Green dambusters

It’s not all over the news any more, but that doesn’t mean it’s gone away. I’ve been pondering the Green Dam situation a lot recently, because – for whatever crazy libertarian reason – I find that I simply cannot agree 100% with its detractors.

Actually, I love the idea. This is one of the two areas in which I am in agreement with the Chinese Communist Party, the other being persecution of Falun Gong. (I should add, though, that my motives for both are quite different from the CCP’s.)

See, I find the “protect the children” brigade thoroughly tiresome. The Australians went as far as trying to implement ISP-level porn-blocking to “protect the children”. Apparently Kevin Rudd didn’t just pick up some Mandarin while he was in China. But “protect the children” is an international problem, not just antipodean.
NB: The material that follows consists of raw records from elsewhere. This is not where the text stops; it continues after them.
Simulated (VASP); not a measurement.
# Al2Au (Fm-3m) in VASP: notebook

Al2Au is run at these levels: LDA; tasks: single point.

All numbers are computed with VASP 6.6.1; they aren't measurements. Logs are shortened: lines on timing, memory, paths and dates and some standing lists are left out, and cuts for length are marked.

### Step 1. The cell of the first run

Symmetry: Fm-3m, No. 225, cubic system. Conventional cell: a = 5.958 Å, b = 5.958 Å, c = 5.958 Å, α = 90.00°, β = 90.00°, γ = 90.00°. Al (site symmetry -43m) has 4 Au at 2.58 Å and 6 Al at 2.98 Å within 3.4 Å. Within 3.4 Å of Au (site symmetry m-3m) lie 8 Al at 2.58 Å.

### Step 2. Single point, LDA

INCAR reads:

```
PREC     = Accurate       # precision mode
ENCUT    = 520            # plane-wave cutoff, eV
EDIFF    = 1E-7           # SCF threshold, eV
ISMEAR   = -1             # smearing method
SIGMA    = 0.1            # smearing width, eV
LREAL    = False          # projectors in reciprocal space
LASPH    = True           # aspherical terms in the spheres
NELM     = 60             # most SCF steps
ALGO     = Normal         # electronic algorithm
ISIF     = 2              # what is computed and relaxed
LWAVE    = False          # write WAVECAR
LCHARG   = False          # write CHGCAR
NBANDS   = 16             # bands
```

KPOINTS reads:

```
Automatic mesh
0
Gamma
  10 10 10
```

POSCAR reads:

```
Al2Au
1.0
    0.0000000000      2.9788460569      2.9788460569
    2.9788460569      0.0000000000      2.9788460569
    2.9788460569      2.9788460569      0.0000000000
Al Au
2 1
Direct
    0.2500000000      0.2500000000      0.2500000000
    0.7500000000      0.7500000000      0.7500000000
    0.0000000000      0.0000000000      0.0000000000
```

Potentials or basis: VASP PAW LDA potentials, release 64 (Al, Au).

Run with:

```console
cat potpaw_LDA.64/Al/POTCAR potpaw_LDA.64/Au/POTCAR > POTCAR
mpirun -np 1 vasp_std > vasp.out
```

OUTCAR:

So we have this group who opine that the Internet needs to be “child-friendly”, i.e. everything unsuitable for children should be removed. That’s going to make the Internet pretty useless. You wouldn’t expect adults to watch nothing except childrens’ television, would you? Or just read childrens’ books? Then why would you expect them to approve of a “childrens’ Internet”? I’m all in favour of not letting kids watch porn, but if that means that adults can’t watch porn too, then something’s gone awry.

Call me a cynic, but isn’t “protect the children” a badly-concealed excuse for skirting around the true aims of the campaigners? I have a measure of respect for good old-fashioned bigots who are prepared to be honest about how they just want things that they disapprove of to be banned. Compare that to the dissembling of a “Focus on the Family” type organisation which has exactly the same agenda but hides it behind their “for the children” rubric. And, of course, “for the children” is rebuttal-proof. You can’t argue against a measure that is “for the children”, or else you’re a vile child-hater. You approve of Internet porn? Why do you hate children!? Etc etc etc.

I’ve debated with a few of these types and asked why they don’t just take action to protect their children. The usual answer is that their kids are very well protected, but what concerns them more are all the other kids who don’t have the benefit of insane parents. And with that reasoning, they’ll continue their campaign to have porn blocked at the ISP level and make sure we all get nothing more taxing than Sesame Street on YouTube.

Hence, the logic of Green Dam was instantly attractive when I first heard about it. It’s the perfect solution: a content filter that is installed (or at least shipped) with all PCs, which will prevent the underage from stumbling on www.analmidgets.com, and which can be disabled or uninstalled by grown-ups with a tolerance for such things. It won’t shut the prudes up, but it might force them to admit the real reason for their complaints, and that makes them easier to debate. And critically, it moves the role of censorship away from the network and onto the workstations.

Of course, successful implementation relies on the software (a) not being filled with stupid security glitches that show a total lack of software quality control, (b) not being largely stolen from another company, (c) not being full of government back-doors (open source would be a sine qua non, I think), and (d) not being way, way too sensitive so that your applications are constantly shut down without warning just because you typed something slightly frowned-upon.

So: ten out of ten for the idea, but minus several million for the execution. I’m anticipating the release of version 2 of Green Dam with genuine curiousity. Of course, it will still be intrusive and flawed, but if it reduces the argument in favour of the Great Firewall of China even one iota, then it’s a step in the right direction.